Saturday, April 5, 2014


In the gospel passage for Friday of the Fourth Week of Lent (Jn 7:25-30), certain people in the crowd insist that Jesus cannot be the Messiah because when the Messiah comes "no one will know where he comes from," i.e. he will be a mysterious figure beyond their control. But they told Jesus. "You? We know all about you We know your hometown, your  parents and that you're a carpenter by trade. We know all there is to know about you."


I once read this observation about a certain smug religious person: "He thinks he has God in his pocket." I've blogged about this before, but it seems very apt to bring it up again today. The Pharisees in the Gospels surely think that they have God in their pocket: they have the Almighty captured in their hundreds of commands and prohibitions, in their rituals and traditions. They think they know all they need to know about God. So Jesus comes along and starts to question their self-satisfied attitude and their static teachings and their way of manipulating God through rules and regulations, they of course react violently to preserve their way of dealing with God.

What defines  religious fanatics, it seems to me, is the way they all answer thie question "Where is your God?" They all answer, "In my pocket, of course!" If the Pharisees have Him captured in their rules, then Christian fundamentalists have Him captured between the covers of their Bible with which they gleefully whack all their opponents. Other groups have their Koran or anything else that assures them that they've got God comfortably within their grasp. (As a Catholic priest I want to be careful of accusing anyone of thinking that they have God captured in the tabernacle or in the infallible teachings of the Pope, so I won't go there.)

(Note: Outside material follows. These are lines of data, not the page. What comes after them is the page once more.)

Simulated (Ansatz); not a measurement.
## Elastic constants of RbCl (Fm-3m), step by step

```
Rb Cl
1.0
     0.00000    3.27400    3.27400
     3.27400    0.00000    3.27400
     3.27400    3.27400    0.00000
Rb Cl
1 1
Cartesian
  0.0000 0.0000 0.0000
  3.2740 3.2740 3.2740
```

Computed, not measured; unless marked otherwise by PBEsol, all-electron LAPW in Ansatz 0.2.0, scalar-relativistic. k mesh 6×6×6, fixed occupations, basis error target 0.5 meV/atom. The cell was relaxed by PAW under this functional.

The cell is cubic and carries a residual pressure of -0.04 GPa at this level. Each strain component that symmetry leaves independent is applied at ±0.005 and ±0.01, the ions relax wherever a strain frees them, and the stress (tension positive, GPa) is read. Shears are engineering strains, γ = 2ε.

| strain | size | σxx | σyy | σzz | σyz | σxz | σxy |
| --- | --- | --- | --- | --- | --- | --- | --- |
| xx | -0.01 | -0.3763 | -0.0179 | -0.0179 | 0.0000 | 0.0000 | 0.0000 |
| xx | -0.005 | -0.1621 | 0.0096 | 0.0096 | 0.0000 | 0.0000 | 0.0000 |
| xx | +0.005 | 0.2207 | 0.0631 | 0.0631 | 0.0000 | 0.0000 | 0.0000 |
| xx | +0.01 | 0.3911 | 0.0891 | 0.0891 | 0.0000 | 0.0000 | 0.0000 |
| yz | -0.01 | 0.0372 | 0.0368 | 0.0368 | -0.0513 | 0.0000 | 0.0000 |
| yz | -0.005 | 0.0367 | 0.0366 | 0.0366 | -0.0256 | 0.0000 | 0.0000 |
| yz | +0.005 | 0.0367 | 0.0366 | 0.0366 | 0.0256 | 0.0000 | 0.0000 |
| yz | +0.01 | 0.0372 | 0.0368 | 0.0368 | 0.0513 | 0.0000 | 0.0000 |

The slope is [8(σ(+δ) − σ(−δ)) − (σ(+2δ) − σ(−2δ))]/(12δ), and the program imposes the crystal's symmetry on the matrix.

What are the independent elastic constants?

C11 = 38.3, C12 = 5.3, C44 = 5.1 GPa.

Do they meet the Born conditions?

If you've ever met someone who thinks he or she has God in his or her pocket, or even if you simply follow the daily news, you know that these can be dangerous people. Thank God I'm not one of them.
 ... But wait!


In all honesty I have to admit that the first time I heard that expression about having God in ones pocket it gave me the chills because it hit too close to home. For instance, I know my first reaction when God tries to do something new in my life, something that forces me rudely out of my rut: I resent the intrusion and wonder why God isn't behaving according to my plan. In addition, I know how I respond to pain and struggle: I complain to Jesus that he's not keeping up his end of this nice agreement that I thought we had -- you  know, the one that says if I scratch His back by praying and going to mass and being good to others that He will reward me with a comfortable, nice, predictable life.

Lent is a great time to empty your pockets and see what might be hidden in them. Careful -- you might get a nasty surprise!